# Trying to expand (1+x)^n using Taylor Expansion

1. Jun 23, 2012

### Rococo

1. The problem statement, all variables and given/known data

I need to use Taylor Expansion to show that:

(1+x)^n = 1 + nx + n(n-1)(x^2)/2! + ...

2. Relevant equations

y(x0 + dx) = y(x0) + dx(dy/dx) + [(dx)^2/2!](d^2y/dx^2) + ...

3. The attempt at a solution

I've only just begun Taylor Expansion, according to my textbook I need the above equation

(1+x)^n
So: x0 = 1
and dx = x

y(1+x) = (1+x)^n
So: y(x) = x^n
dy/dx = nx^n-1
d^2y/dx^2 = (n)(n-1)x^n-2

However putting all of this into the equation I get:

y(1+x) = y(1) + (x)(nx^n-1) + [x^2/2!][(n)(n-1)x^n-2] + ...

(1+x)^n = 1^n + (nx)(x^n-1) + (n)(n-1)[x^2/2!](x^n-2) + ...

(1+x)^n = 1 + (nx)(x^n-1) + (n)(n-1)[x^2/2!](x^n-2) + ...
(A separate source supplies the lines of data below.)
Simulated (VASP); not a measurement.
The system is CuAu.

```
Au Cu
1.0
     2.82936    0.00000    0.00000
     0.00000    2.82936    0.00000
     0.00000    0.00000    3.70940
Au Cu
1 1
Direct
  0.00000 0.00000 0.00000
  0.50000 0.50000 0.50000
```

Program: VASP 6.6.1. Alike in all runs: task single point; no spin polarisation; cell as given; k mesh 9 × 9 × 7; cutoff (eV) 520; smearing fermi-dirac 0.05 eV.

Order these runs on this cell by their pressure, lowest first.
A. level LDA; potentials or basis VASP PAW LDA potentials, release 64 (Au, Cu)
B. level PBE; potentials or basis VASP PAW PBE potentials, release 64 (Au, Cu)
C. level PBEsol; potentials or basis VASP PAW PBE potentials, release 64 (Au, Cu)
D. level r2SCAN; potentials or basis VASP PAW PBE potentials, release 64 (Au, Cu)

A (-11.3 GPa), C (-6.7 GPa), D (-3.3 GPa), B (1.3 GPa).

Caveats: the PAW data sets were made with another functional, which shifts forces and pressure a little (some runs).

Which I get as my final answer.

As you can see, there is a (x^n-1) in the second term, and a (x^n-2) in the third term, that shouldn't be there.

2. Jun 23, 2012

### Dick

The function you want to Taylor expand is y(x)=(1+x)^n. Then your Taylor expansion is y(x)=y(0)+y'(0)x+y''(0)x^2/2!+... Start by finding the derivatives of y evaluated at 0. What are y(0), y'(0), y''(0) etc etc?

3. Jun 24, 2012

### Rococo

Thanks, here's what I get now:

y(0) = 1^n

y'(0) = n(1^n-1) = n

y''(0) = (n-1)(n)(1^n-2) = (n)(n-1)

So putting that into the equation I now get:

(1+x)^n = 1^n + (n)(x) + (n)(n-1)(x^2)/2! + ...

Is that the right method?

4. Jun 24, 2012

### Dick

Ok, that works. Try using more parentheses in expressions. (1^n-1) is unclear. I thought it meant (1-1)=0. It should be (1^(n-1)).

5. Jun 24, 2012

### HallsofIvy

Staff Emeritus
By the way:
$$1= \begin{pmatrix}n \\ 0 \end{pmatrix}$$
$$n= \begin{pmatrix}n \\ 1 \end{pmatrix}$$
$$n(n-1)= \begin{pmatrix}n \\ 2 \end{pmatrix}$$
etc.

6. Dec 20, 2012

### Shurok

HallsofIvy, you forget multiply the left side by 1/2 in last formula:

n choose 2 = n(n-1)/2

7. Dec 20, 2012

### HallsofIvy

Staff Emeritus
Yes, thanks.